If this is so we might wonder how such a chasm came to exist. How did a purely physical, material process like evolution ever give rise to the abilities Egnor mentions. Indeed, how does the material brain of any animal convert physical stimuli, the firing of synapses and the flux of molecules in neurons, into immaterial sensations like pain or pleasure, and experiences of sound, color, fragrance or flavor? We take it all for granted, but it really is an astonishing mystery how a material brain could produce not only these sensations but also conceptualize abstractions and give meaning to words on paper.

indeed, Egnor believes that these phenomena are beyond the capabilities of matter alone which is why he believes that we also possess an immaterial mind.

Saturday, November 7, 2015

The Chinese Room

One major controversy in the philosophy of mind is driven by the claim that computers can think, or will soon be able to. If that claim is true then it makes it a lot easier to assume that the brain is a kind of computer and that what we call mind is simply a word we use to describe the way the brain functions.

Or put another way, mind is to brain what computer software is to the computer's hardware. This view is called "functionalism." In 1980 philosopher John Searle published an argument that sought to show that functionalism is wrong and that there's more to our cognitive experience than simple computation. His argument came to be known as the Chinese Room argument and neuroscientist Michael Egnor has a helpful discussion of it at Evolution News and Views. Egnor describes the argument as follows:
Imagine that you are an English speaker and you do not speak Chinese. You've moved to China and you get a job working in a booth in a public square. The purpose of the booth is to provide answers to questions that Chinese-speaking people write on small pieces of paper and pass into the booth through a slot. The answer is written on a small piece of paper and passed back to the Chinese person through a separate slot.

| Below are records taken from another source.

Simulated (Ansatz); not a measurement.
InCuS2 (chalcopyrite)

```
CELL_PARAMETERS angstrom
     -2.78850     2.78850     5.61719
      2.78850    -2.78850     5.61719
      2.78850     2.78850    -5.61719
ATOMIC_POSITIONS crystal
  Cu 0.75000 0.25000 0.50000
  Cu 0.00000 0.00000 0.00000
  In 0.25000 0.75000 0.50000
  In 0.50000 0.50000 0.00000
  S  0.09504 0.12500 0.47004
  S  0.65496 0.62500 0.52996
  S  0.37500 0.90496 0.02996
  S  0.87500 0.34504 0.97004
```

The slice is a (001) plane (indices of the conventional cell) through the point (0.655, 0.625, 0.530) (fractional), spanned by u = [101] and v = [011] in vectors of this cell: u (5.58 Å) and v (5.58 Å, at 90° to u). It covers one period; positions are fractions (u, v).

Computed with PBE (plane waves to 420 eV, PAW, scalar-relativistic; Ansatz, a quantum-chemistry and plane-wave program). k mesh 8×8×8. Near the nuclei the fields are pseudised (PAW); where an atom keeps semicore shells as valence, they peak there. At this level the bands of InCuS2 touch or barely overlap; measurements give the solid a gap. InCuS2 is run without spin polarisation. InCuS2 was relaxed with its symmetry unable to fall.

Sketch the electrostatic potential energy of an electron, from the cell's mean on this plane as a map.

Inside the booth with you is a very large book. The book contains every question that can be asked and the corresponding answer -- all written only in Chinese. You understand no Chinese. You understand nothing written in the book. When the question is passed through the slot you match the Chinese characters in the question to the identical question in the book and you write the Chinese symbols corresponding to the answer and pass the answer back through the answer slot.

The Chinese person asking the question gets an answer that he understands in Chinese. You understand neither the question nor the answer because you do not understand Chinese.

Searle argues that you are carrying out a computation. The booth is analogous to a computer, you are analogous to a CPU, and the information written in Chinese is analogous to the algorithm. The question and the answer written on the paper are the input and the output to and from the computer.
In other words, the computer, like the person in the booth, has no understanding of what it's doing. As Egnor says: "Thought is about understanding the process, not merely about mechanically carrying out the matching of an input to an output according to an algorithm."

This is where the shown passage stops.